U.S., China want limits on cyberspying

Published 5:00 am Sunday, June 2, 2013

WASHINGTON — The United States and China have agreed to hold regular, high-level talks on how to set standards of behavior for cybersecurity and commercial espionage, the first diplomatic effort to defuse the tensions over what the U.S. says is a daily barrage of computer break-ins and theft of corporate and government secrets.

The talks will begin in July. On Friday, President Barack Obama and Chinese President Xi Jinping, who took office this spring, are scheduled to hold an unusual, informal summit meeting in Rancho Mirage, Calif., that could set the tone for their relationship and help them confront chronic tensions like the nuclear threat from North Korea.
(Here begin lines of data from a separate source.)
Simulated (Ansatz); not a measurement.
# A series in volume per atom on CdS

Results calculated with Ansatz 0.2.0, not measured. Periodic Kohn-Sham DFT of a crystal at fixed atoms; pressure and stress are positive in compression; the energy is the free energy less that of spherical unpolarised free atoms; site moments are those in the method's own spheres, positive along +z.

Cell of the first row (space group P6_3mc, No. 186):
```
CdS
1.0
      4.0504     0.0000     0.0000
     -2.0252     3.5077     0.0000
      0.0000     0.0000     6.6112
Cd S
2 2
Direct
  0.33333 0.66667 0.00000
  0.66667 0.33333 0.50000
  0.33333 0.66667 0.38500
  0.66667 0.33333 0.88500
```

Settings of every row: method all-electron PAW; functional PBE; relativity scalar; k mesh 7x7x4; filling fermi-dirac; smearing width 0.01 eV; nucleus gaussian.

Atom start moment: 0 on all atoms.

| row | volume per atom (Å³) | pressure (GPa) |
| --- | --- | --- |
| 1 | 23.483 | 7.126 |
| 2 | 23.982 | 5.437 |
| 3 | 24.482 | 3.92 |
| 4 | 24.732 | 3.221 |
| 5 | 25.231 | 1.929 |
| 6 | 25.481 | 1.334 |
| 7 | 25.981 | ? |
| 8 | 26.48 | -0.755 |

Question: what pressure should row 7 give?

But U.S. officials say they do not expect the process to immediately yield a significant reduction in the daily intrusions from China.

The head of the U.S. Cyber Command and director of the National Security Agency, Gen. Keith Alexander, has said the attacks have resulted in the “greatest transfer of wealth in history.” Hackers have stolen a variety of secrets, including negotiating strategies and schematics for next-generation fighter jets and gas pipeline control systems.

Nonetheless, a senior U.S. official involved in the negotiations to hold regular meetings said in an interview Friday that “we need to get some norms and rules.”

“It is a serious issue that cannot simply be swatted away with talking points,” said the official, who noted that the meetings would focus primarily on the theft of intellectual property from American companies. “Our concerns are not limited to that, but that’s what needs urgent attention,” he added.

The Chinese government has insisted it is a victim of cyberattacks, not a perpetrator, and Chinese officials have vigorously denied the extensive evidence gathered by the Pentagon and private security experts that a unit of the People’s Liberation Army, Unit 61398, outside Shanghai, is behind many of the most sophisticated attacks on the United States.

On Saturday, after Defense Secretary Chuck Hagel spoke of a “growing threat of cyberintrusions” at a conference in Singapore, in comments directed at China, a Chinese general gave a tart response, saying she doubted the United States’ assurances that its growing military presence in Asia was not directed at China.

While cyberattacks will be a major subject of the talks in Rancho Mirage, the main effort will be to forge a rapport between Obama and Xi. U.S. officials hope the estate, known as Sunnylands, which has played host to U.S. presidents and foreign dignitaries dating to Richard Nixon, will put both men at ease.

U.S. officials said they have been surprised by the pace at which Xi, a longtime party functionary who consolidated his grip on power in March, has installed new faces in the Chinese leadership and moved to take greater control over the military, something his predecessor never mastered.

Cybersecurity issues loom large between the U.S. and China because they go to the heart of the economic relationship between the two countries, even more so now that previous sources of friction, like China’s foreign exchange policies, have eased in the last year.

In return, the Chinese will press the Americans on their use of cyberweapons: while there is no evidence they have been used against Chinese targets, the sophisticated cyberattacks on Iran’s nuclear program by the United States and Israel are often cited by the Chinese news media and military journals as evidence that Washington, too, uses cyberspace for strategic advantage.

Where the talks will lead, however, is unclear: after considerable debate within the Obama administration, officials have concluded that cyberconflict does not lend itself to the kind of arms control treaties that the U.S. and the Soviet Union began negotiating 50 years ago. Today, cyberweapons are held by private individuals as well as states, and figuring out where an attack began can be maddeningly difficult.